Wichita State Basketball Is on the Rise

After an ugly start, Wichita State has bounced back and is a team to watch as we near March.

Wichita State is probably the biggest “post-hype sleeper” in college basketball.

The Shockers came into the season ranked 10th in the preseason AP Poll, returning one of the nation’s best backcourts that helped key a trip to the Sweet 16 last season.

Point guard Fred VanVleet, though, was injured in a November 17 loss at Tulsa, and Wichita State went 1-3 in his absence, with neutral site losses to USC, Alabama and Iowa on neutral courts (the only win in this stretch came against Division II Emporia State).

VanVleet returned in December, and the Shockers have gone 14-1 since, with their only loss coming in overtime at Seton Hall.
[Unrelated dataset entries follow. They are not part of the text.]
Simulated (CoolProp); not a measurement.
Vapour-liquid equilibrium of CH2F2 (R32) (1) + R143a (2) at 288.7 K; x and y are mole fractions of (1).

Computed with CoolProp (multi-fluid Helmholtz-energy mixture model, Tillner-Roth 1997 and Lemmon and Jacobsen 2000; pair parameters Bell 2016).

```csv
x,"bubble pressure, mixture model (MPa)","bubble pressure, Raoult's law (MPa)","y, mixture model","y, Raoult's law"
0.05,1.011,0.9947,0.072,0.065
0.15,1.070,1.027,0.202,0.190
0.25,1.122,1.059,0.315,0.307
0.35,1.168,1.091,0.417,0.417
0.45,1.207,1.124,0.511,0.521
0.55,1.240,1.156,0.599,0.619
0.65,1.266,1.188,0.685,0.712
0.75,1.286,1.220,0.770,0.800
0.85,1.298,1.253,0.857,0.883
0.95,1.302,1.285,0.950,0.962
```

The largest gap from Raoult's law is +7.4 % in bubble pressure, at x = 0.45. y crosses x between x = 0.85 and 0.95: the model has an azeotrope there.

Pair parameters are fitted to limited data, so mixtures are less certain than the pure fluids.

Wichita State played the nation’s 20th-most difficult non-league schedule, according to KenPom, and has followed this up by obliterating everything in sight in Missouri Valley Conference play.

Few, if any, teams have been as dominant against the rest of their league as Wichita State, who is outscoring MVC opposition by almost 31 points per 100 possessions.

Wichita State now ranks 23rd in our nERD power ratings and would be expected to beat an average team on a neutral court by 13.74 points. The Shockers are also ranked 12th at KenPom, 23rd in the Sagarin Ratings, and 24th in ESPN’s BPI.

The AP Poll voters, which were so high on them to start the year, are starting to get back on board as well.

Last week, Wichita State returned to the AP Poll for the first time since November 30, ranking 22nd; after a 13-point win against fellow MVC contender on Sunday, the Shockers moved up to 21 in this week’s poll.

Back on Track on Offense

Last season, the Shockers were one of the most efficient offenses in the country, despite tying for 100th nationally in Effective Field Goal Percentage, thanks to a super low Turnover Rate and above average offensive rebounding.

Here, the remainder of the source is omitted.